I had seven sisters and three
brothers and I am the fourth youngest in the family.
Childhood and
Life on the Mission
We had good times and bad
times. We all had our chores to do and we used to set rabbit traps up
the river. A mob of us used to go and we enjoyed that. We would set
the traps at night and before school the next morning we’d run
the traps, ring the rabbit’s necks and skin the rabbits. We would
put the skins on a bow , the bent wire, and take tem to Pilliga. We’d
sell our skins in towns too. We would get about three shillings and
we would but lollies. That was our treat because we never used to get
anything like that.
We’d do the rabbiting
and the older boys and men would go hunting and they’d bring home
goannas, emus and kangaroos. I remember old Harry Doolan and young Peter
Doolan, a lot of people knew him in later years, they used to dig a
great big hole and make a big fir in it. They’d let the coals
burn down and nix the ashes with the coals and some leaves, then out
the emu in the hole. The feathers would burn off and then the emu cooks.
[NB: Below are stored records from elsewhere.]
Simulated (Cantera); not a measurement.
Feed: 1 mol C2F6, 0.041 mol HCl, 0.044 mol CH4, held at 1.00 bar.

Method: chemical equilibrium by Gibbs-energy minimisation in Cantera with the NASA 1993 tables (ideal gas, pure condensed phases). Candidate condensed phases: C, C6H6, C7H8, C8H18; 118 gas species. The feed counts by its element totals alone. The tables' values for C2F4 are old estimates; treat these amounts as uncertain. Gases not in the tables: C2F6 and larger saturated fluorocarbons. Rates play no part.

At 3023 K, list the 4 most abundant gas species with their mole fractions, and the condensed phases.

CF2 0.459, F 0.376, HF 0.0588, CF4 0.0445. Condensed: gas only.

Then we would all have a great feast – kangaroo, goanna and porcupine
were our treats. We also used to go looking for crayfish and emu eggs.
On the mission there
was a building called the ‘ration station’. This is where
the people on the mission got their food. They were given flour, sugar
and of course you couldn’t get tea or butter without coupons.
We cooked dampers, Johnny cakes and fried scones.
School days
We had a mission school on
the mission station. There were about 15 or 16 children at the school
and we had a white teacher. She was a Constable. She was very nice and
she married a policeman at Pilliga, Harry Foster.
When I was 12 we moved to
Coonamble. we had a very old house in town. We all went to school in
Coonamble and I left when I was 15.
Out to Work
A couple of my sisters were
apprenticed out to work. You had to do and work on stations from 18-21,
cooking and cleaning for the station owners. Some women worked in town
washing and ironing and housework.
I got married when I was
16 and we lived in Tin Town, on an island. We had to cart water from
the river and do the washing in the river. We lived in shacks. Later
the Shire put the tap on at Tin Town which was marvellous. We had water
in the Camp piped up from the river.
The men worked on properties
around the Coonamble District and so we had more money to but food.
Those who did not have work went hunting for rabbits and wild pig.
I went out to work at Nancy
Croxon’s along with my sister and brother. We really liked it
out these but we did get lonely. We’d come to town on Friday then
we’d have to go back after the weekend.
We worked in the 60’s
out at Colwell’s and different places in the 1970 we got a permanent
job at Woodside with Russel Smith. It was lovely out there. We all had
to work for our money in those days but I guess we were lucky because
we could get jobs.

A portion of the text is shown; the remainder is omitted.